The irony is that, while the roads are safer than ever, motorists have become more safety conscious. Back in the early 1970s, when your correspondent built a car for himself, he considered its backbone frame—made of pressed-steel sections braced with steel tubing—as state-of-the-art as far as crashworthiness was concerned. With the engine and transmission amidships, the front third of the vehicle was effectively a dedicated crumple zone. Likewise, the rear had strategically placed structural members designed to collapse on impact and mop up excess kinetic energy if shunted from behind. An added virtue was that, being a mere 1,450lb (660kg), the car had very little inertia to overcome relative to most other vehicles on the road, and thus tended to be shovelled down the highway intact when hit from behind (as has happened twice) rather than being crumpled on impact.

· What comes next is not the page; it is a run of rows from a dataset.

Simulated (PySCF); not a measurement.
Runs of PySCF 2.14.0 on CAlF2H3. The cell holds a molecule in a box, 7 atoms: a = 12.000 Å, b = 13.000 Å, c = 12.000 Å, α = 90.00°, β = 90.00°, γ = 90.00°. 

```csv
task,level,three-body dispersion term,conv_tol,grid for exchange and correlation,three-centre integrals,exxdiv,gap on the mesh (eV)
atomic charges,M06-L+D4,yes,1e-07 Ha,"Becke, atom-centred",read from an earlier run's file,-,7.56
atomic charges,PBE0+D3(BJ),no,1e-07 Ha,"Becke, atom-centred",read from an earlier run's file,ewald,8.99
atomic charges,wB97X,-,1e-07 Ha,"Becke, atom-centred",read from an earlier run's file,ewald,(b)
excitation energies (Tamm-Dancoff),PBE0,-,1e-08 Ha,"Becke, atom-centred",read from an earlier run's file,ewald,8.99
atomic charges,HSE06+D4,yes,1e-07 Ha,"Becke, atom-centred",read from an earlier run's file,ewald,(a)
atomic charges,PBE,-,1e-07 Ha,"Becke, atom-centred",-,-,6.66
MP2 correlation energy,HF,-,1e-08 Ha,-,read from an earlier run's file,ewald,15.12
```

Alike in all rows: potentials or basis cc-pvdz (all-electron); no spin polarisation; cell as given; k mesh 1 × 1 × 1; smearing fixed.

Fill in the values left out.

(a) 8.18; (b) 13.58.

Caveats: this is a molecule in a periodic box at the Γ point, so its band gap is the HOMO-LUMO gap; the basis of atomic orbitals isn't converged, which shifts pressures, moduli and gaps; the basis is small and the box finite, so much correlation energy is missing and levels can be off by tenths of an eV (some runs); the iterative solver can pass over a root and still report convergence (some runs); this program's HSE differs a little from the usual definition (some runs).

Today, though, he considers his beloved 39-year-old car a death trap, and won’t allow his wife or daughter to drive it or ride with him. The reason is not that he thinks it dangerous to drive. Over the decades he has upgraded—on a machine that was inherently safe to start with—the brakes, the tyres and the suspension, and made the frame torsionally even stiffer. As a result, the vehicle now has far more primary safety (the agility, stability and stopping power needed to avoid accidents) than the vast majority of modern cars.
The problem is the vehicle’s secondary safety—the ability to save occupants’ lives if the car is, despite all its primary safety, actually involved in a crash. While the car's original seat belts have been replaced with four-point harnesses, it still has no air-bags, nor any side-intrusion protection. Viewed from the side, its occupants sit within a fragile eggshell of fibreglass. Tee-boned at a crossing, they would be instant spam in a can.
That never used to enter your correspondent’s mind. Nowadays, he thinks about it every time he gets into the car. Put it down to better driver education, more graphic media coverage of road accidents, or simply old age. Yet, the likelihood of his ending his days that way is remote. Statistically, he is more likely to be murdered than to suffer a fatal side-impact.
Without question, the biggest killer stalking the roads today is driver distraction, followed by drink, speeding, fatigue, aggression and the weather. Researchers at Virginia Tech reckon 80% of crashes and 65% of near-crashes involve some form of distraction three seconds prior to the incident.
Despite the fact that it is illegal in many parts of America to use handheld phones while driving, the most common distractions behind the wheel remain texting and dialling. Motorists who text while driving increase their risk of a crash or near-crash 23-fold compared with those who do not. Reaching out for something inside the car represents a nine-fold increase in risk. Dialling causes a six-fold increase (see “Driven to distraction”, October 2nd 2009).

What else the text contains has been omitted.